Relentlessboredomm fucked around with this message at 00:48 on Apr 13, 2014

computer parts
Nov 18, 2010

PLEASE CLAP

Relentlessboredomm posted:

Its not obvious to most people and Im mocking them for taking an eternity to get to it.

There was literally no time they could have produced it and not have it "take an eternity to get to it".

Relentlessboredomm
Oct 15, 2006

It's Sic Semper Tyrannis. You said, "Ever faithful terrible lizard."

computer parts posted:

There was literally no time they could have produced it and not have it "take an eternity to get to it".

I know being pedantic is a good time and all but to circle back to the point I personally find it quite striking and a bit puzzling that the field of political science has seemingly very little research done on money in politics.

computer parts
Nov 18, 2010

PLEASE CLAP

Relentlessboredomm posted:

I know being pedantic is a good time and all but to circle back to the point I personally find it quite striking and a bit puzzling that the field of political science has seemingly very little research done on money in politics.

Because it's common sense.

It also doesn't hurt that the distribution of wealth makes it so you don't need anything more than "having a large amount of money makes you influential".

Gerund
Sep 12, 2007

He push a man


computer parts posted:

Because it's common sense.

It also doesn't hurt that the distribution of wealth makes it so you don't need anything more than "having a large amount of money makes you influential".

Its still worth it to lay out that the 0-60 percentile have just-about zero impact on legislative decisions vs. leaving it an unknown to be exaggerated later.

computer parts
Nov 18, 2010

PLEASE CLAP

Gerund posted:

Its still worth it to lay out that the 0-60 percentile have just-about zero impact on legislative decisions vs. leaving it an unknown to be exaggerated later.
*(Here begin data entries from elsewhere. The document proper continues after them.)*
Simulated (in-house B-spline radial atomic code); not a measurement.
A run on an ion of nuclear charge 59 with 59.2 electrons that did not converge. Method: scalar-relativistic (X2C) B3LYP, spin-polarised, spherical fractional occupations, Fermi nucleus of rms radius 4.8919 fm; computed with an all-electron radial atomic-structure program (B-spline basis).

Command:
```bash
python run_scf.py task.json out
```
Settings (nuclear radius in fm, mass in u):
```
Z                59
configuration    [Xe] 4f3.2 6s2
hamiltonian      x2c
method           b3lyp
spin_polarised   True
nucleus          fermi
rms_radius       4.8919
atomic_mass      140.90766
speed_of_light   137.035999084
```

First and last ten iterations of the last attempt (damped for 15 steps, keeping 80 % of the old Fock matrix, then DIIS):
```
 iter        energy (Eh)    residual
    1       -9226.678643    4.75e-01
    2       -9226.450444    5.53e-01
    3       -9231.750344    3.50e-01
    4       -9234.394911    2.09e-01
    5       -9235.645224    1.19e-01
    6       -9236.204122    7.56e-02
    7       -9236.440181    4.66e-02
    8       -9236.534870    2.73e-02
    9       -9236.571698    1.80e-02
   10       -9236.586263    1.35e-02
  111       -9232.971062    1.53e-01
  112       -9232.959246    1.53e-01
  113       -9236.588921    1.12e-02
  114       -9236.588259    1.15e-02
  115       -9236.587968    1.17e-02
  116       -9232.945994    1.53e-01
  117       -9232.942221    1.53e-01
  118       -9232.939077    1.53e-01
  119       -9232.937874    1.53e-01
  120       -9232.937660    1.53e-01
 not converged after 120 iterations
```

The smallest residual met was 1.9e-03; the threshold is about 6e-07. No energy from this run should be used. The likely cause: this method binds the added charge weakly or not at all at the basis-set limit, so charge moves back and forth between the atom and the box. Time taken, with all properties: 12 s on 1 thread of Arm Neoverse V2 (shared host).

The wealth distribution of the US makes that a given.

Accretionist
Nov 7, 2012
I BELIEVE IN STUPID CONSPIRACY THEORIES
Has anyone read Picketty's new book Capital in the Twenty-First Century yet? What I'm hearing's good enough I might put it on the top of my pile.


BUSH 2112 posted:

I disagree, really. The FYAD ruleset (if you will) is what made LF, because a lot of really funny posts were things that old-GBS rules would have disallowed.

Maybe not the best descriptor. I associate the joke posts, empty quoting and 'polysci with swears' dynamic and so on with giving hardcore polysci nerds lax standards and a dedicated haunt. I associate the quadruple triple meta irony, mod-stalking and goatseing with 'no no guys, it's an FYAD lite'.

mandatory lesbian
Dec 18, 2012
Goatse is good and if you think otherwise, well, you're no friend of mine

Gerund
Sep 12, 2007

He push a man


computer parts posted:

The wealth distribution of the US makes that a given.

You believe that it is apparent based on the surface reading of the political system that a regular citizen in america should have zero legislative impact on decisions , and not only that but that said regular citizen knows this as common knowledge?

computer parts
Nov 18, 2010

PLEASE CLAP

Gerund posted:

You believe that it is apparent based on the surface reading of the political system that a regular citizen in america should have zero legislative impact on decisions , and not only that but that said regular citizen knows this as common knowledge?

Yes, at least if we define regular citizen as "someone that will read this report".

Gerund
Sep 12, 2007

He push a man


computer parts posted:

Yes, at least if we define regular citizen as "someone that will read this report".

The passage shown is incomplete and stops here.